The Drink



Shake Well with Shaved Ice Until Enough Ice is Melted to have a 2 Ounce Drink

-From So Red the Nose (No clever quote about the drink this time. The SRTN blurb only speaks to Tarzan’s skill with the ladies. )

I have been careful, when making the drinks from So Red the Nose, to follow the directions exactly as written in order to recreate the 1930’s drinking experience as precisely as possible. This has already caused some problems, what with the liquor brands that have stopped production sometime in the past 79 years, or ridiculous, tongue-in-cheek instructions like: “Select…six of your finest McIntosh trees and place a hive of bees under each.”

So when mixing up the Tarzan cocktail, I very dutifully filled my cocktail shaker with shaved ice, and the result was…a very watery drink. The moral: don’t be overgenerous with your ice and only give it one or two shakes. Or maybe just don’t expect ice to keep when drinking in the desert in July.

Once I managed to create a drink that didn’t taste like the inside of my freezer, the Tarzan was actually pretty tasty. After all, it’s basically the same ingredients of a margarita with Bacardi swapped out for tequila, an even trade if there ever was one.

The Tarzan is much weaker than the last two drinks I made; I guess it’s a toss up on whether you consider that a positive or a negative. I’m also amazed at how small these drinks are compared to modern cocktails (Canary was also teensy). Mid-century drinkers apparently were sippers rather than guzzlers.

The Book

Cover of the first edition of Tarzan of the Apes

“Tarzan of the apes, little primitive man, presented a picture filled, at once, with pathos and with promise – an allegorical figure of the primordial groping through the black night of ignorance toward the light of learning.”

-From Tarzan of the Apes (You should always explain your symbolism to your readers directly. That’s just how allegory works)

Disney kid-ified the violent and somewhat sexy book in 1999.

Disney kid-ified the violent and somewhat sexy book in 1999.

Everyone already knows the story of Tarzan. Even if you think you’re an exception, I guarantee that you have absorbed more than you realize. As for myself, I thought I was coming to this book with a pretty clean slate, since I’ve never seen anything but the Disney version as a child (and we all know how faithful Disney usually is to its source material). Nevertheless, it took only a sentence or two for me to mentally recreate the jungle man Tarzan, his well-bred love interest Jane, her absent-minded professor of a father, and even Tarzan’s sort-of antagonist/lost relative Clayton.

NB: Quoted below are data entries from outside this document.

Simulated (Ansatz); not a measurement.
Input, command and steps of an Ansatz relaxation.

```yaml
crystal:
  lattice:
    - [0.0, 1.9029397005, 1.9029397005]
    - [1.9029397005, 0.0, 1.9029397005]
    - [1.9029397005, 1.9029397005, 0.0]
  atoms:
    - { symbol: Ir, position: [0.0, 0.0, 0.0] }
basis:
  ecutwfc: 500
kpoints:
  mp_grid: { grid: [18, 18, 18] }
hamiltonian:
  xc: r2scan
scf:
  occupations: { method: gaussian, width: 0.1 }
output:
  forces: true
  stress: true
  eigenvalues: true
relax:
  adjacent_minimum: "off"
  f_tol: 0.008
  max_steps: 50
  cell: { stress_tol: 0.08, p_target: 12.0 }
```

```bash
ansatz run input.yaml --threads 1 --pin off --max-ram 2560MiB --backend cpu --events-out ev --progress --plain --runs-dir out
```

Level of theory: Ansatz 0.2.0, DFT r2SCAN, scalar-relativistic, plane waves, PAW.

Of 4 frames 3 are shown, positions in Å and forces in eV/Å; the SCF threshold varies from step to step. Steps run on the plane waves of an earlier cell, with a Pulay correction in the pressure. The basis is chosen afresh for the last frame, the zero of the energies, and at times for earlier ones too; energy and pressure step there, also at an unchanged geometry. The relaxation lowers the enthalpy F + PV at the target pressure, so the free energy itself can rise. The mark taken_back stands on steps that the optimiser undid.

Because of this, I will skip the synopsis and just tell you what I did learn from diving into this 100-year-old pulp novel:

The very first Tarzan movie was a 1918 silent film.

The very first Tarzan movie was a 1918 silent film.

1. This book is super racist. This surprised me not at all. As a teacher of world literature, I knew a book written in 1914 and set in Africa could not lead to anything good in that department.

A large chunk of the novel, before Jane and the other, better-known characters arrive, is dedicated to Tarzan tormenting– and several times even killing– a tribe of “savage blacks.” At first I was hopeful that the cartoonishly barbaric tribe was meant to make a statement about the bloodthirstiness of mankind as a whole, a major theme of the novel. At one point, for instance, Tarzan watches the men and women of the tribe literally rip apart and eat a live, human captive and “wonder(s) at the cruel brutality of his own kind” (emphasis mine).

But then things take a sudden turn to the white supremacist.

Tarzan1For the most part, I can just skim over casual racism in a book this old (e.g., Years of Grace uses words like “darky” in passing), but the descriptions of these minor characters seemed unnecessarily vicious. Their speech is “the bastard tongue that passes for language between the whites and the more degraded tribes.” Jane “shudders” with horror when it occurs to her that Tarzan might have an African wife and “wild, half-caste children.”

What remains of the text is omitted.